MobileRead Forums - View Single Post

davidfor · 12-08-2019, 09:35 PM

Quote:

Originally Posted by snarkophilus

It turns out that counting syllables isn't hard on its own, but looks like if you count syllables in each word separately when trying to determine the complex word count (words with >= 3 syllables) then it is harder:

Code:

count all syllables
 .... count all syllables = 270010 done --- 1.28500008583 seconds ---
count syllables in all words for complex words
 .... count syllables done --- 43.6440000534 seconds ---

Turns out that hunch was also incorrect. I dug a bit deeper, and this appears to be the culprit:

Code:

                    for sentence in sentences:
                        if str(sentence).startswith(word):
                            found = True
                            break

If I understand that correctly, for every word we loop over (for Endymion which has only 200,000ish words and is faster to work with) around 13,000 sentences to check if that word appears at the start of a sentence, so we're potentially doing approx 3.5 billion compares?! Give or take a few for early matches of a word at the beginning of a sentence. For Oscar we're potentially doing around 79 billion compares. No wonder this isn't fast

I'm very new to Python. If this were in Perl I'd think about storing each first word of a sentence in a hash (an associative array) and instead of looping over all sentences for each word just check if the hash value exists. Is this type of thing possible in Python?

(should have refreshed before posting)

You could build a dictionary of the first word in each sentence. That is basically the same as a Perl hash. But, I'm not sure that is the issue. But, there is a problem with this: What is the first word? That should be easy, but, the code we are looking at is all about splitting up the words in the correct way. Using "startswith" means you don't need to do that.

But, I think the real issue is that each word is checked. By caching the result, you don't need to count the syllables or check the beginning of the sentences more than once.
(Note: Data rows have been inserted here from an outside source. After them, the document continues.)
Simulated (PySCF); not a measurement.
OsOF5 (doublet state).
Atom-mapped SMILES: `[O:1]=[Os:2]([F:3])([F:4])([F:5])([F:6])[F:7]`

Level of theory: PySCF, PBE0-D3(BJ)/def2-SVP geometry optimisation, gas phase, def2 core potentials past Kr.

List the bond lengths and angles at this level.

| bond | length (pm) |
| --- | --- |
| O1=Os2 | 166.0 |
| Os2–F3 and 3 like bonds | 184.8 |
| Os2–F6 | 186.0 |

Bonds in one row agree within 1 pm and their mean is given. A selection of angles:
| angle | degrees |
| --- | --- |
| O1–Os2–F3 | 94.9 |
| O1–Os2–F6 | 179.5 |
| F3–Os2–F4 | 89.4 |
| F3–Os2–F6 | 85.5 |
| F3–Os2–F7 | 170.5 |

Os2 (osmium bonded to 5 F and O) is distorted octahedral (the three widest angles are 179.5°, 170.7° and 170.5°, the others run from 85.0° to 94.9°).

I have just tried the following:

Code:

    #This method must be enhanced. At the moment it only
    #considers the number of syllables in a word.
    #This often results in that too many complex words are detected.
    def countComplexWords(self, text='', sentences=[], words=[]):
        if not sentences:
            sentences = self.getSentences(text)
        if not words:
            words = self.getWords(text)
#        words = set(words)
        complexWords = 0
        found = False;
        #Just for manual checking and debugging.
        #cWords = []
        curWord = []
        cWords = {}

        for word in words:
            is_complex = cWords.get(word, -1)
            if is_complex > -1:
               complexWords += is_complex
               continue
#            curWord.append(word)
            if self.countSyllables(word)>= 3:
                complexWords += 1
                cWords[word] = 1

                #Checking proper nouns. If a word starts with a capital letter
                #and is NOT at the beginning of a sentence we don't add it
                #as a complex word.
                if not(word[0].isupper()):
                    complexWords += 1
                    #cWords.append(word)
                else:
                    for sentence in sentences:
                        if str(sentence).startswith(word):
                            found = True
                            break

                    if found:
                        complexWords+=1
                        found = False

#            curWord.remove(word)
            else:
                cWords[word] = 0
        #print cWords
        return complexWords

Just doing the readability stats, the results for the Oscar Wilde book is:

Code:

Count Page/Word Statistics
do_count_statistics - book_path=/tmp/calibre_4.5.0_tmp_gQE8_N/A8eL2p_count_pages/71.epub, pages_algorithm=2, page_count_mode=Estimate, statistics_to_run=[u'FleschReading', u'GunningFog', u'FleschGrade'], custom_chars_per_page=1500, icu_wordcount=False
do_count_statistics - job started for file book_path=/tmp/calibre_4.5.0_tmp_gQE8_N/A8eL2p_count_pages/71.epub
-------------------------------
Logfile for book ID 71 (Complete Works)
	Computed 84.6 Flesch Reading
	Computed 10.9 Gunning Fog Index
	Computed 5.9 Flesch-Kincaid Grade
71
do_statistics_for_book:  /tmp/calibre_4.5.0_tmp_gQE8_N/A8eL2p_count_pages/71.epub 2 Estimate [] [u'FleschReading', u'GunningFog', u'FleschGrade'] 1500 False
	Results of NLTK text analysis:
	  Number of characters: 5468651
	  Number of words: 1251081
	  Number of sentences: 68486
	  Number of syllables: 1538135
	  Number of complex words: 116847
	  Average words per sentence: 18
For this book, using language=eng
DEBUG:    0.0 	Flesch Reading Ease: 84.5539719371
DEBUG:    0.0 	Flesch Kincade Grade: 5.93744835866
DEBUG:    0.0 	Gunning Fog: 10.9358732168

Elapsed time was 2m24s. The attached beta version has this change. I haven't checked if it produces the same stats as before. I didn't want to wait for the results. I'll have to reinstall the released version and test it.